Configuration will be done via hiera; most of the definitions will go into the role hierarchy, so in this case: hieradata/role/common/deployment_server.yaml

profile::scap3::master::server_name: "deployment.%{::site}.wmnet"
# This could be shared with other roles and thus defined in a common hierarchy in some cases.
profile::scap3::base_config:
    use_proxies: yes
    deployment_dir: "/srv" 
profile::scap3::master::max_post_size: "100M"
profile::docker::builder::proxy_address: 'http://webproxy.eqiad.wmnet:3128'
...

some other definitions are global, and they might go in the common hierarchy, so: hieradata/common.yaml

docker_registry: 'https://registry.wikimedia.org'
mediawiki_scap_proxies:
    - mw1121.eqiad.wmnet
    - mw2212.eqiad.wmnet

while others can be shared between multiple profiles (in this case, note the 'private' prefix as this is supposed to be a secret) hieradata/private/common/profile/docker.yaml

profile::docker::registry_credentials: "some_secret"

When should a profile include another profile

There has been some confusion regarding one of the rules in the style guide, specifically the one about profiles requiring each other.

The point of underlining that profiles should mostly not include other profiles is that we don't want to create fat profiles that devoid roles of their "composition of functionality" function.

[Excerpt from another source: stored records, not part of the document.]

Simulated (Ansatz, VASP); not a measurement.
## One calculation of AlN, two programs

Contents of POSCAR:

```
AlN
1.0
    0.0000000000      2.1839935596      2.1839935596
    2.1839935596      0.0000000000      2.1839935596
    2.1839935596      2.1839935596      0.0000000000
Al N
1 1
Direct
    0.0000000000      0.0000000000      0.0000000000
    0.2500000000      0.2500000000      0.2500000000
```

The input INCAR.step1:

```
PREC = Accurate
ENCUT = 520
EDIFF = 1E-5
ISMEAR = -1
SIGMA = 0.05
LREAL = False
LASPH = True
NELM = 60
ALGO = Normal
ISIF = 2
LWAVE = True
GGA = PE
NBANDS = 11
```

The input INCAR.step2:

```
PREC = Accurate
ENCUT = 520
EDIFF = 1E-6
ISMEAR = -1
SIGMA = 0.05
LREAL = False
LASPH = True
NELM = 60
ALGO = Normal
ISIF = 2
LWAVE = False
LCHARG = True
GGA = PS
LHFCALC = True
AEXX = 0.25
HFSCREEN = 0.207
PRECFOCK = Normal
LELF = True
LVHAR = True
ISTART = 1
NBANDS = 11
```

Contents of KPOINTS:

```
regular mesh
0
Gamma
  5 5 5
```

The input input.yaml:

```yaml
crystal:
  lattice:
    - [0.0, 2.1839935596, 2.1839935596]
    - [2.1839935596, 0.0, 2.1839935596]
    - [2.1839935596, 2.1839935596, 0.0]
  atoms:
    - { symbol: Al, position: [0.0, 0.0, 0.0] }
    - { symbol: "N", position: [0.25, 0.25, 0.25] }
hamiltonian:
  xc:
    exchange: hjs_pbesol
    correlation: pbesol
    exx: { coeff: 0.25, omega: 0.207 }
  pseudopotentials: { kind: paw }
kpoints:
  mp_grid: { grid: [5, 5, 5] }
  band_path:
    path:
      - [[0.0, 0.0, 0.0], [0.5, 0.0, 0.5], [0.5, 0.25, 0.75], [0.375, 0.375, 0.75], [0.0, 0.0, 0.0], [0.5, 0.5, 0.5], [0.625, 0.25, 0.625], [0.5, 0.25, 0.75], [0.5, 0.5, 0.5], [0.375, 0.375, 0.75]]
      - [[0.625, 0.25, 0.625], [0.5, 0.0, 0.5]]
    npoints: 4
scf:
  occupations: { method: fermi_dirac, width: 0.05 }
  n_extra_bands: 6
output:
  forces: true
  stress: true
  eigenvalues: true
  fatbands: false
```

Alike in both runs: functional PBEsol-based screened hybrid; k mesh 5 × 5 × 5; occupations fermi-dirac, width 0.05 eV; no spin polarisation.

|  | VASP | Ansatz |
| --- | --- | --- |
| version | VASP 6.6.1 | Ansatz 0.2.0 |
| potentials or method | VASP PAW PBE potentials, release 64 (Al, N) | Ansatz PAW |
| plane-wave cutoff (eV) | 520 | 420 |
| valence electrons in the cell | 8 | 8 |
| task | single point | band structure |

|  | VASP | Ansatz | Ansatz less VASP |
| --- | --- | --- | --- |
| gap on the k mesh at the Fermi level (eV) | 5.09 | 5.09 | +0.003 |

Let's make a simple example: we want to install a python application (ORES) that needs to use a redis database. One might be tempted to do

class profile::ores {
   # ores needs redis on localhost
   require profile::redis
   class {'ores': }
   ...
}

class role::ores {
  include profile::ores
}

This is what we want to prevent. The application can work just fine with a remote redis, so the profile doesn't really require the redis one. The code above should instead be something like

class profile::ores($redis_dsn = lookup(...)) {
   class {'ores': redis_dsn => $redis_dsn}
   ...
}

# Role that installs ores and a local redis cache
class role::ores {
  include profile::redis
  include profile::ores
}

The advantage is clear: you will be able to also define a different role where redis is reached on a remote machine, without having to rewrite all of your classes. Also, your role clearly states what's installed on your server.

Now, let's say our python application needs an UWSGI server to be installed, and we already have a working `profile::uwsgi`. ORES would not work unless this profile is included too.

In this case, you are not only allowed, but encouraged to mark that dependency clearly:

class profile::ores($redis_dsn = lookup(...)) {
   require profile::uwsgi
   class {'ores': redis_dsn => $redis_dsn}
   ...
}

# Role that installs ores and a local redis cache
class role::ores {
  include profile::redis
  include profile::ores
}

Please note that, if you want it to be easy to see that profile::uwsgi is included in the role, you can still add it explicitly to `role::ores`. But `profile::ores` will still need to add the `require` keyword.

WMF Design conventions

  • Always include the 'base' class for every node (note that standard includes base and should be used in most cases)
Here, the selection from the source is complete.